This is not what democracy looks like... this is what tyranny looks like. It's time to officially retire the now irritatingly false chant and begin the next phase of our battle here in Wisconsin.
Where do we go from here? Obviously our primary focus should be on this summer's recall elections. The recalls are basically the last electoral option that remains. It would be foolish to not put forth an extraordinary effort to reclaim the state Senate.
But at the same time there are a few elephants in the room that should be acknowledged. The biggest one for me is the unaddressed problem of our opaque electoral process. It's as if everyone, including most of the local media, just ignored what happened in Waukesha and other counties around the state.
How is Waukesha County Clerk Kathy Nickolaus still in her office, and why is she allowed to use her own unique software for tabulating votes? Why hasn't the Government Accountability Board done any sort of investigation into the many problems exposed during the recount? Many people feel that the entire process is corrupt, as the machines we use to count our votes are easily hackable. There should be a clear bipartisan push for hand-counted paper ballots, along with other necessary reforms to restore trust in the system and make it less prone to tampering.
Election fraud isn't a conspiracy theory, but a fact. Ideally an investigation into this should have happened after the Supreme Court recount, but there's just not enough time to do so now. Once the summer recalls are over, there needs to be a strong movement for real reform, so that trust can be restored in the system. It's in the interest of all parties involved and anyone who believes in democracy.
Voter fraud, on the other hand, is a conspiracy theory, and the recently passed voter suppression law, also known as voter ID, is something we all need to be thinking about for next year's elections. It's going to take a massive effort to educate people about the new rules, especially in the poor and rural areas of the state that will be affected the most. We often forget that there are large parts of the state that don't have ready access to the Internet and its wealth of information.
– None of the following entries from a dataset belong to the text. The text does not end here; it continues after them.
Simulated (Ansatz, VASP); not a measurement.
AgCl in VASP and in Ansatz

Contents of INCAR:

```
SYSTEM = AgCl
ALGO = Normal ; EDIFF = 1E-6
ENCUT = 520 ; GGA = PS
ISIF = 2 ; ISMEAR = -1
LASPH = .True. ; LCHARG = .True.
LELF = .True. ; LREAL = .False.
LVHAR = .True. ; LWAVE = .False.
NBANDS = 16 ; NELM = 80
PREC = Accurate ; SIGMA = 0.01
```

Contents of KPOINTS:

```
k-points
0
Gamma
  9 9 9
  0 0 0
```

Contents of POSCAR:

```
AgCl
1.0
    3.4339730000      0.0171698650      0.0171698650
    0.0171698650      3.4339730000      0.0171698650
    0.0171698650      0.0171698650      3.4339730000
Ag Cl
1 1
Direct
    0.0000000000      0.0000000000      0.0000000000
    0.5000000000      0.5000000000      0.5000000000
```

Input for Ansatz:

So we need an offline informational movement about the new voting rules, and we need to be sure everyone is aware of the consequences of Gov. Scott Walker's budget and policies. Sometimes it's easy to get lost in the Madison bubble and forget that much of the state does not feel as directly targeted by Walker's real agenda of austerity for thee, not me.
But all of what I've written above is based on the naive notion that we're still actually living in a democracy. It's becoming painfully clear that we're a long way from the Wisconsin we all grew up in.
When the Supreme Court ruled on collective bargaining, I was at the Capitol most of the day with my friends and family. Throughout the course of the day I encountered people from France, Bulgaria and England who shared their views with me.
None of them could understand why there weren't more people in the streets, as this was the peak moment in the protest movement, rather than what was going on in February and March. All of them were amazed that only a few people were talking about striking or shutting the Capitol down. And each of them understood that what was happening here was not normal for a functioning democracy.
I explained that many people were in a state of shock, denial or ignorance as to what was really going on. I've spoken with numerous people in the past couple of weeks who keep saying everything that's happening just feels so surreal. I also said that people were tired of protesting and were instead focusing their energy on the recalls. After personally witnessing police brutality in the Capitol on June 6, it made me realize that there is no way we're going to win this simply through protesting and recalls. More direct, nonviolent actions by masses of people are needed.
Wisconsin politics currently feels like a basketball game where we keep waiting for the refs to give us the calls on the touch fouls, while the other team is winning by playing dirty and aggressive. To top it all off, the officials have been bribed so the regular rules don't apply. It's time to step up our game and play hard, or go home.
The time is now to begin the process of educating the public and building the momentum for a possible general strike in order to remove Walker and his confederates from office. Having lived in France for several years, I'm familiar with strikes and massive protests. There's a right time and place for a well-organized strike, and it's the most powerful weapon we have left. They can bring governments to their knees and force a necessary regime change to save our state before it's too late.
In a battle that has no rules, where laws are arbitrary and the Supreme Court is corrupt and dysfunctional, we've been playing far too nice thus far. But for a plan to work, it has to involve more than just public sector workers; a large portion of the private sector must be involved, and it will take time and organization for that to happen.
I say let's focus on the recalls while preparing for what to do afterwards. It's up to the people of Wisconsin to stop the tyranny that's been thrust upon us. We're at the front lines in the battle against the plutocracy we're now living in.
We have a unique opportunity to take all the momentum of the past few months and build it into a new progressive movement. Something massive has commenced -- people are really paying attention to what's going on, not only in Wisconsin, but around America and throughout the world.
We may lose a few battles, but if we are defeated, the whole country will go down with us. We may disagree on tactics from time to time, but it's crucial to remember that we all are fighting for the same goals. If we're united in our fight we will not be defeated. Wisconsin could once again be the state that leads the country Forward.